It comes to my mind a passage in Matthew 9:36 saying that Jesus had compassion for the multitudes because they were weary and scattered, like sheep without a shepherd. He could see the need in them. The same that we need to see as believers.
The Pharisees were called lovers of money in Luke 16:14 because of their selfishness. And we already said we are not speaking just for money here, even if this part is also to be considered. The love of God goes much beyond that since someone can give His possessions away but still not have love, as it is said in 1 Corinthians 13:3.
“And though I bestow all my goods to feed the poor, and though I give my body to be burned, but have not love, it profits me nothing.”

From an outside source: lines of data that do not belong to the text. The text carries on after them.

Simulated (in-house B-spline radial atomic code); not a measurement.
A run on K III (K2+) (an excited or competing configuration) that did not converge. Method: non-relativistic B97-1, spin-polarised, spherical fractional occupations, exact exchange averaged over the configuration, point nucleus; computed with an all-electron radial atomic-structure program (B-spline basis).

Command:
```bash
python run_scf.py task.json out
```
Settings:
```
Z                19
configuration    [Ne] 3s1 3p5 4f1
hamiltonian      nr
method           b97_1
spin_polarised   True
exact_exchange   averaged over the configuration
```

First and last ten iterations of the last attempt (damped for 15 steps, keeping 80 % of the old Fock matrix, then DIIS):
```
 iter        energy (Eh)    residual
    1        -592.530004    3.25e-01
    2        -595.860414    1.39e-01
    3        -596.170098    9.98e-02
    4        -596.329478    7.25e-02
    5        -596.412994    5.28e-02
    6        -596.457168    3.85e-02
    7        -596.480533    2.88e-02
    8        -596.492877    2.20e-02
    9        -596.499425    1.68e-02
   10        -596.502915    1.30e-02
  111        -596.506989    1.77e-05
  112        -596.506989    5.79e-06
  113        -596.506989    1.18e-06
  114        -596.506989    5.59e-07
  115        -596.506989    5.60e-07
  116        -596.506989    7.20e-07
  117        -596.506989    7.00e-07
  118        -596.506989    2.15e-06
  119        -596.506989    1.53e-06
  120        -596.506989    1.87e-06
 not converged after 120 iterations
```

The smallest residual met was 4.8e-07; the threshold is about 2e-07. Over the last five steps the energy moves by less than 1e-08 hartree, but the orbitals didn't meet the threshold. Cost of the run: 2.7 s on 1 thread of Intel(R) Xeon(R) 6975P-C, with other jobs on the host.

“Bear one another’s burdens and so fulfill the law of Christ.“ (Galatians 6:2)
We see that in this way, we accomplish the law. Something that the steward in Luke 16 couldn’t do. He was found not faithful. Love accomplishes the law and covers a multitude of sins (ours as well).
“Let Him know that he who turns a sinner from the error of his way will save a soul from death and cover multitude of sins.“ (James 5:20)
God is interested in other people’s life. If we want to be one with Him, we will see as He sees. Then our joy will multiply. “It is more blessed to give than to receive.“ (Acts 20:35)
And this is what the parable in Luke 16 is about. We need to give others our time and our interest. We can’t wait to receive blessing after blessing just by living daily and ordinary life without doing what is important in front of God.
Paul described love as something perfect. He said in 1 Corinthians 13:11: “When I was a child, I spoke as a child; but when I became a man, I put away childish things.“
To live out love means to be mature in Him. And I am not speaking about that kind of love that allows someone to do whatever and agrees with everything. No! The real love we find in Jesus has a specific character; it rejoices with the truth but does not rejoice with iniquity. Love is a correction as well.
If our life with God is based only on accomplishing and doing things, even having zeal, then we will surely fail in some of them. We will never be satisfied. He wants to show us a more perfect and excellent way.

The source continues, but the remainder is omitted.